At the end of my apprenticeship, I had the honor of exhibiting
my work with his at an exhibition at the Yamaki Gallery in Osaka
in 1977. Soon afterwards, I left Japan and traveled throughout
Southeast Asia researching and observing local pottery traditions
in Thailand, Nepal, and India. In 1978, I returned to the United
States to study ceramics at the University of Colorado with Betty
Woodman and Tom Potter. The next year, I built my own kiln and
established a workshop in Boulder, where I produced a range of
Asian inspired ceramics. In l981, I had the opportunity to return
to Japan and work with another master, Haruo Shimada, who routinely
threw pots taller than I (6’3”). For the next year I was in Shimane,
a prefecture along the Japan Sea, rich with a folk pottery tradition
from its contact with Korea. At the end of that very challenging
year, I moved to Tanba, a mountainous region north of Osaka with
a history of pottery making stretching back eight hundred years.
Here I built a wood-fired kiln, became part of that tradition
and exhibited my work at the top venues throughout Japan for the
next eleven years. In the spring l993, I returned to the United
States to continue my work at my studio in Boulder, Colorado.
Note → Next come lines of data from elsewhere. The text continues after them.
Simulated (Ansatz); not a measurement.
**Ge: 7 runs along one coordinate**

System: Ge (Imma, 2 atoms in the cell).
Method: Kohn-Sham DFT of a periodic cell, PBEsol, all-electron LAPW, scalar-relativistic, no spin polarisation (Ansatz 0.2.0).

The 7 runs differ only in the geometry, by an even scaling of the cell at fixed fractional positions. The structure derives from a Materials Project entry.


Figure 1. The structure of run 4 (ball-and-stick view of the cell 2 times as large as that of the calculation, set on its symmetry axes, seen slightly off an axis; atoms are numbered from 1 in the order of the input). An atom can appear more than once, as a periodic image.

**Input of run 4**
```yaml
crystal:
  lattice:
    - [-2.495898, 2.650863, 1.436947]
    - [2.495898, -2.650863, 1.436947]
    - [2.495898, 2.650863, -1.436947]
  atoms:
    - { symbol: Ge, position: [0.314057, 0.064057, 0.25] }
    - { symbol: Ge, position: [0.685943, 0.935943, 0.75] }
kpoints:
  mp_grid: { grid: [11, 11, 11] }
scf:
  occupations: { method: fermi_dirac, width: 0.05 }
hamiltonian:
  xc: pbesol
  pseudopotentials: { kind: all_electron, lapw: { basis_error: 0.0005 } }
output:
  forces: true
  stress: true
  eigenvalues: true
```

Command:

I started casting some of my ceramic vessels in
bronze about four years ago. This was a new development, but one
that evolved naturally from years of being influenced by Asian
art and aesthetics. My vessels are a reflection of my years living
in Japan, the inspiration and influences I experienced from the
Eastern cultures all those years, and my teachers in this country,
including Betty Woodman at the University of Colorado. My vessels
are intended to open a door to the past and reflect the sacred
use bronzes had in ancient China, where bronze vessels were used
as a means to contact ancestors for guidance and to channel prayers
to the divine. While I lived in Japan, I exhibited and sold my
work at one man shows throughout Japan, including the most exclusive
venues in Tokyo, Yokohama, Nagoya, Kyoto, and Osaka.